Pandora is one of the many websites that either allow or require its users to sync their services to their website, but this poses a problem for those who are embarrassed about their guilty pleasures. One guy in Michigan even thinks it's a violation of privacy, which is why he's suing Pandora for letting his pals check out his music tastes.

The man's name is Peter Deacon, and he's claiming that Pandora's integration with Facebook "resulted in the disclosure of 'sensitive listening records' to his friends."

He also says that Pandora had a separate feature that allowed anyone to search for and access users' profile pages by their email addresses. Profile pages include material like favorite groups and listening history.

Deacon argues that Pandora violated Michigan's Video Rental Privacy Act, which prohibits companies that offer books, music or videos from disclosing customers' identities without their consent. That law was enacted in Michigan more than 20 years ago, at around the same time that Congress passed the federal Video Privacy Protection Act. The Michigan law is broader than the federal statute, which only applies to movies.

Michigan's statute provides for damages of $5,000 per violation; Deacon is seeking class-action status.

You know what other music program has this same feature? Spotify.

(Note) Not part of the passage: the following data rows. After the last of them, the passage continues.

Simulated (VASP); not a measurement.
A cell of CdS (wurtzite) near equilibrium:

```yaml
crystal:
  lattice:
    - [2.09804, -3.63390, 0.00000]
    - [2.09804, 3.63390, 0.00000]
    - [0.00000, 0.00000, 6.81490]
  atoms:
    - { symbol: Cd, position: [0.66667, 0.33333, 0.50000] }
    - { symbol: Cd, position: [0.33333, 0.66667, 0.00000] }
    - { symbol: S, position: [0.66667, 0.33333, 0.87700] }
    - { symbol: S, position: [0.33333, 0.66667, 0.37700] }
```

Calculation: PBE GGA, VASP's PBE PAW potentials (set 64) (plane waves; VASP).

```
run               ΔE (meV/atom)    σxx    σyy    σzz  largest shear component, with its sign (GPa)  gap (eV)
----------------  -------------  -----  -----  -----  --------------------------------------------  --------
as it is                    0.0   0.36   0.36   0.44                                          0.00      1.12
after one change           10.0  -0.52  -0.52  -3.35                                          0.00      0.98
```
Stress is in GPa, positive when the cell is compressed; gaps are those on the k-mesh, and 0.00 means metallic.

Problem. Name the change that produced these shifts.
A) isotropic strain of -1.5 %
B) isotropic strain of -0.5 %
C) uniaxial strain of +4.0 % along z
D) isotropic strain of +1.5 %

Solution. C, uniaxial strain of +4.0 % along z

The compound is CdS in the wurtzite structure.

I don't know if you can relate to Deacon's woes, but let's just say that your friends happen to spend a lot of time at their boring office jobs browsing through Spotify and sending you bad songs like Faith Hill's "There You'll Be" (from the Michael Bay-directed Pearl Harbor) or Jermaine Jackson's "Daddy's Home" because they think you'd share their affection for Diane Warren-penned ballads and smooth R&B jams with incestuous undertones, respectively. Or, perhaps (hypothetically, of course) you just want to reminisce about the mid-'90s when strong independent women were all over the pop and country charts, and the only way to do that is to listen to the entirety of Shania Twain's catalogue in one afternoon (the cool kids call it "Twaining").

Suddenly you've got friends GChatting you and saying, "Um, why are you listening to Dido right now?" And you're like, "Huh, what? It's not 2001, ha ha ha," but you're secretly panicking and thinking, "HOW DO THEY KNOW THIS?" Then you realize that all of your songs are going straight to Facebook and there are at least a few hundred people who are probably wondering why you've been listening to Sheryl Crow and the original cast recording from Rent so much.

If you're looking to keep your Twaining under wraps, here's the quickest way to keep Spotify from publishing your listening choices to Facebook.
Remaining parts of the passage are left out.